Nori Brandyfoot (Markella Kavenagh) and Poppy Proudfellow (Megan Richards)
There are no Hobbits in The Rings of Power — in the Tolkien canon, they don’t have much significance until Bilbo and Frodo Baggins show up, which is what makes them such unexpectedly good agents against Sauron. But if you’re making a Lord of the Rings series, people want to see something like Hobbits, so the show focuses on the Harfoots, a nomadic group of Hobbit-like halfling ancestors who roamed west during the Second Age.
The main Harfoot characters are Nori Brandyfoot, who dreams of adventure, and her supportive but less confident friend Poppy Proudfellow. Together, they have a Frodo-and-Sam-like dynamic.
Ramsey Avery, the show’s production designer, designed a village for the Harfoots built of structures that can be collapsed and taken on the go and would seem familiar enough to the depictions of Hobbits we’ve seen elsewhere. In the films and Tolkien’s writing, Hobbits have round doors, so the Harfoots use a lot of large wheels. “At some point, they’ll settle down, look at those wheels, and go, ‘Let’s make that a door,’” said Avery.

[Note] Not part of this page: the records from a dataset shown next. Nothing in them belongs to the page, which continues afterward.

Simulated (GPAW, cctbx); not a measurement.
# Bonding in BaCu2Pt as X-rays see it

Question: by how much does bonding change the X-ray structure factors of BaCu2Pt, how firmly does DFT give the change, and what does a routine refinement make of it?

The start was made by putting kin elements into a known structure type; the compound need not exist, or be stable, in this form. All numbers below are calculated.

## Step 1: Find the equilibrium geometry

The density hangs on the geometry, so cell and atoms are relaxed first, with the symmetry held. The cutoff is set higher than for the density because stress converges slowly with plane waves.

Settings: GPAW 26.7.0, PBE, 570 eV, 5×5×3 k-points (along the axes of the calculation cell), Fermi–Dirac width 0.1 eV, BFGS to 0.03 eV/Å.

➼ The source: The description of the Harfoots comes primarily from the part of the prologue of The Lord of the Rings titled “Concerning Hobbits.” There, the Harfoots are mentioned among two other ancestor halfling groups known as Stoors and Fallohides. Compared to them, the Harfoots are “browner of skin, smaller, and shorter, and they were beardless and bootless; their hands and feet were neat and nimble; and they preferred highlands and hillsides.”
The Stranger (Daniel Weyman)
In the first episode of The Rings of Power, a mysterious bearded man falls into a crater in the midst of Middle-earth. He has no idea who he is, but he’s connected to something important to come.
➼ The source: The creators aren’t explaining more about the Stranger, but say they always had the idea for a mysterious being dropping from the sky. He appears at first glance to be a whole-cloth creation, though his entrance mirrors that of other in-universe legends. “Tolkien’s always writing about the stars,” McKay said. “Eärendil becomes a star. Bilbo sings a song about the man on the moon coming down to earth. This felt like a branch of that tree.” Could the stranger be one of the Maiar, some of whom became Istari, the Middle-earth versions of wizards? Could he be Gandalf? There is certainly something magical about him.
Elrond (Robert Aramayo)
In the books and films, Elrond is a half-Elven leader who plays a big part in organizing the Fellowship of the Ring and acts as the stern father to Arwen. In The Rings of Power, the young Elrond is still uptight, wary of his friend Galadriel’s exploits, and eager to impress the Elven king, Gil-galad (Benjamin Walker).
➼ The source: Elrond talks about himself plenty across The Lord of the Rings, especially during the chapter “The Council of Elrond,” in which he gets into the specifics of how Sauron coerced the Elves into making the Rings of Power through their “eagerness for knowledge.” At the outset, the show explores this through Elrond’s complex friendship with the Dwarf prince Durin IV, who, as we know from the appendixes, is one of six identical-looking Durins descended from each other.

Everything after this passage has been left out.